"Drop Dead Gorgeous"
A Film Review by
Linda Lopez McAlister
on "The Women's Show"
WMNF-FM 88.5, Tampa, FL
July 24, 1999

Since the image of feminists protesting beauty pageants is, in the popular imagination, an indelible symbol of the women's liberation movement of the 1960s and '70s, I thought, perhaps, that a film whose purpose is to mock such pageants might be one that feminists would enjoy. Now, having seen Drop Dead Gorgeous, I think not.

This is a weird little film. Its press materials call it, a "mockumentary." But, of course, calling it that means that no one will take it to be what it purports to be, a documentary about the Miss Teenage Princess contest. My idea of a "mockumentary" that works is Cheryl Dunye's "Watermelon Woman" where you don't know until the very last frames whether what you've just seen is fact or fiction. Of course, mainstream Hollywood can't do such a film if it hires well known actors to appear in it. Once you see Kirstie Alley and Ellen Barkin in the cast, you know it's a faux documentary so then what's the point?
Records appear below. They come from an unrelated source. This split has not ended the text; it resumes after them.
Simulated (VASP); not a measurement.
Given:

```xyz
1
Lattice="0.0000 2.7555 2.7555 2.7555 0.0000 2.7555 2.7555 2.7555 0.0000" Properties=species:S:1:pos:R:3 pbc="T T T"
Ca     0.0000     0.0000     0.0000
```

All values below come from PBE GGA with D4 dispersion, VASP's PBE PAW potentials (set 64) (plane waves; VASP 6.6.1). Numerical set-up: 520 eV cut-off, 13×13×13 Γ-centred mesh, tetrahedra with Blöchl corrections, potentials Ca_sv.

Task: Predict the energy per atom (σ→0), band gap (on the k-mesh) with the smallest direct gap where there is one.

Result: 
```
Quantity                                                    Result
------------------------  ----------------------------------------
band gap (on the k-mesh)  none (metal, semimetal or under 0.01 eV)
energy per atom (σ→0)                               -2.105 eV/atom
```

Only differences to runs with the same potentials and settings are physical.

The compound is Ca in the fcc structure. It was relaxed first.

The point is the MOCK in mockumentary. This film takes aim at a fictional Minnesota town and blasts away at it with the cinematic equivalent of an AK-47. The plot is simple. The Miss Teenage Princess Pageant is coming up and it has ten or so high school women preparing frantically for the competition. The hitch is that the pageant is run by Gladys Leeman (Kirstie Alley) who won the pageant herself when she was a teenager and whose own daughter Rebecca (Denise Richards) is one of the contestants. Wealthy and powerful in town, Gladys will do anything to make sure her daughter wins. One of the top competitors is killed in a tractor accident leaving Amber Atkins (Kristin Dunst) as Rebecca's only real competition. Amber herself isn't all that excited about the pageant per se. She's doing it because she wants to please her mother, Annette Atkins (Ellen Barkin) who, too, is a former pageant contestant who has had a hard life in this little town and sees her daughter's winning the pageant as her ticket out of there. And Amber, who has paid for dancing lessons by working as a makeup artist in a funeral home, wants the opportunity to dance for her mother. A series of suspicious "accidents" makes Amber suspicious that someone is trying to kill or disable her and she nearly drops out of the pageant. Well, that's enough of the plot to set it up for you.

What I want to talk about, however, is not the plot or the acting (Ellen Barkin is particularly good) but the pitfalls of trying so hard to satirize something that the filmmakers themselves contribute to the things they are trying to rail against. It's a similar phenomenon to one I've written about elsewhere, i.e., how do you condemn violence against women on film without showing violence against women on the screen, thereby running the risk of glorifying it or at least normalizing it? Here it's not violence that's in question, but the veneality, bigotry, and ugliness of life in small town America. The filmmakers are trying to show how mean, crooked, stupid, prejudiced, and hateful people can be in such a place. Because they are making a satire they exaggerate the flaws that they are trying to attack. In so doing, however, their film runs the risk of furthering just those things they're seemingly trying to attack. Just to give one example, of many, from this film. There is a hardware store owner who is one of the judges for the pageant. He has a retarded younger brother. Everyone in the film repeatedly calls this young man "the retard." I presume this is done to point out how readily and unselfconsciously middle America throws around such demeaning labels. But are the mass audiences who are likely to see this film going to get that? Or are they just going to think that calling such names is the norm and it's o.k. for them to do it too. The same goes for ethnic slurs and a variety of other odious things that, in the name of satire, this film seems rather to normalize. If Mr. Leeman, who looks reasonably attractive and prosperous, can freely use an ethnic slur when talking about his customers, doesn't that just make it easier for others to think it's all right to do so?

The response is to say that the film is pointing to these things so the audience will laugh at them and see how awful they sound. In at least some instances, when I saw the film, some of the good folks of Tampa seemed to be laughing with rather than laughing at these characters.

Drop Dean Gorgeous isn't. I'd say don't waste your money.

For the WMNF Women's Show, this is Linda Lopez McAlister on Women and Film.